The sight of a quaint one-room school house nestled against some woods in a field off Bowen-Rushing Road takes one back to the old days.
That is, if you can remember the old days. And if you can’t, the historic little building from Tattnall County can help teach you all about them.
That’s the idea behind the newly relocated school, a gift to Georgia Southern University from alumnus Jan Anderson, who attended Georgia Teacher’s College, which is now GSU.
When the buzz began two years ago about plans for Georgia Southern University’s Centennial Celebration, Anderson recalled how it was when she attended the school as Georgia Teacher’s College.
Thinking the celebration should reflect the school’s origin — when most everyone majored in education, she said “a little red schoolhouse on campus” would be a great idea.
“A lot (of students who attended Georgia Teacher’s College) taught in one-room schoolhouses,” she said.
But upon further reflection, Anderson decided the exhibit should not be a new structure, but an authentic one-room school.
“Why would I want to build a new little one-room school house when I could get a real one-room school?” she said. “Then it became like a scavenger hunt.”
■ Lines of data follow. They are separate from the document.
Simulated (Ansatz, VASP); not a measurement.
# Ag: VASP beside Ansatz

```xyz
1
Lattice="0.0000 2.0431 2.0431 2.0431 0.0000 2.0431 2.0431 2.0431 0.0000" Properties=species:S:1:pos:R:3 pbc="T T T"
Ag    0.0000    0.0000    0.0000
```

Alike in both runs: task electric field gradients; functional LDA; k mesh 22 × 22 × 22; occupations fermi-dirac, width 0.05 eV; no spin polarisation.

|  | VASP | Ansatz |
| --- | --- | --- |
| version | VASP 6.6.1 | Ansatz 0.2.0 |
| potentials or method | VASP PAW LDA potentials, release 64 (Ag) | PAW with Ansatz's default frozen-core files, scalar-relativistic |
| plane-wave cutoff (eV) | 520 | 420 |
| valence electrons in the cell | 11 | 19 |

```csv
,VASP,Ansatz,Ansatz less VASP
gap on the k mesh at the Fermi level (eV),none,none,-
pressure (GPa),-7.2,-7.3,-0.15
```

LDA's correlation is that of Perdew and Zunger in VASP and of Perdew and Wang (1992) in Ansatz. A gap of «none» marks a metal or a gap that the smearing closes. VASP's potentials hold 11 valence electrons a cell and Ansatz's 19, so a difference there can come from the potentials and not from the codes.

Anderson soon found out one-room school houses are few and far between. If she found one, it was in poor repair or wasn’t what she wanted - and often the chase led to what someone thought was a school, but was really just a small home.
She would get a lead and head to the location, only to find “it was g one or had been torn down, burned down,” she said. “I found a couple that were really big, not your typical one-room school.”
After a year and a half, however, Anderson struck pay dirt.
She was on business in Glennville and asked someone about one-room schools. That person directed her to Lyndal Tatum, who had been secretary to one of Tattnall County’s school superintendents. Anderson met Tatum and went for a ride in the country.
The first stop was disappointing. “It was covered in rubber siding,” she said. But once she saw the second school, she said “This is it.”
It took several months to work out the kinks and find out who owned the school, then there were “snags” regarding the purchase. And once it was purchased, there were questions about locating the treasured find on the GSU campus.
“So we ended up putting it on one of my farms,” she said.
The school is located on Bowen-Rushing Road, off Sinkhole Road just south of I-16. At a recent ribbon cutting ceremony, several people who attended the one-room school enjoyed seeing the little school in its new home, she said.
But it took a lot of hard work to get the little school where it is today.
Oak Grove School preserved
Anderson’s friend Glenn Eason worked hard to replace window sills and shutters and restore the old building. Anderson could not find antique desks from the one-room school’s period, so Eason secured a template and created reproduction desks, varying in size from “first grade” to “eighth grade” sizes, with the backs of the seats serving as the desk for the row behind. He even covered screw heads with wooden pegs to maintain authenticity.
He and Anderson searched from Florida to North Carolina for items to furnish the school.
“There are 800 antique stores between Florida and North Carolina,” Eason said.
“We made several trips to the Smoky Mountains,” Anderson said.
Outside, there is a see-saw like children played on when one-room schools were used. There is also a real well, with the curbing from the well at Bulloch county’s Old Bird School, donated by Garland Nessmith. The bucket and pulley were given by Billy Mikell. Donations are noted throughout the school through small plaques.
The school is set upon wooden blocks Eason and Anderson cut from old logs they found “walking through the swamp” of Lotts Creek, and contains a pot belly stove, a box of “fat lighter,” and the old chalkboard from Denmark School.
A split rail fence stands in front of the school. Inside, there is a 1916 portrait of George Washington, a 1919 United States flag with only 48 stars, and things like corn shuck dolls, old books and clay marbles. A school bell donated by Norris Strickland of Ellijay adds to the scene.
The purpose of the school is education - educating people today about how education was in days gone by, Anderson said.
“GSU will teach units in this school,” she said. “And schools will have field trips here.”
Too much of our history is being lost, and preserving things like the school house is important, she said.
“I think I could learn better in here than in a classroom looking out at a busy street,” she said. “Students today spend too much time on computers. They are not in tune to their surroundings. You can learn so much from nature.”
Nature wraps the old school house in a blanket of learning opportunity. As birds fly around outside, butterflies light on the old see saw, and the entire exhibit reflects the truth about how life was in the past, students could learn a great deal, she said.
GSU officials are excited about the gift.
The ribbon-cutting celebration, which featured a skit with Statesboro’s Libba Smith portraying Mattie rushing,who once taught at the Oak Grove School, and several members of the Statesboro STARS, was “just the beginning of the uses we will have for the one-room school,” said Cindi Chance, dean of the College of Education at Georgia Southern University.
“This school is a catalyst,” she said. “It will lead to faculty members conducting scholarly research on teaching methods in a one-room school, and to creating video and web pages about one-room schools for use as classroom teaching devices both here and internationally. It will lead to kids learning about their own past.”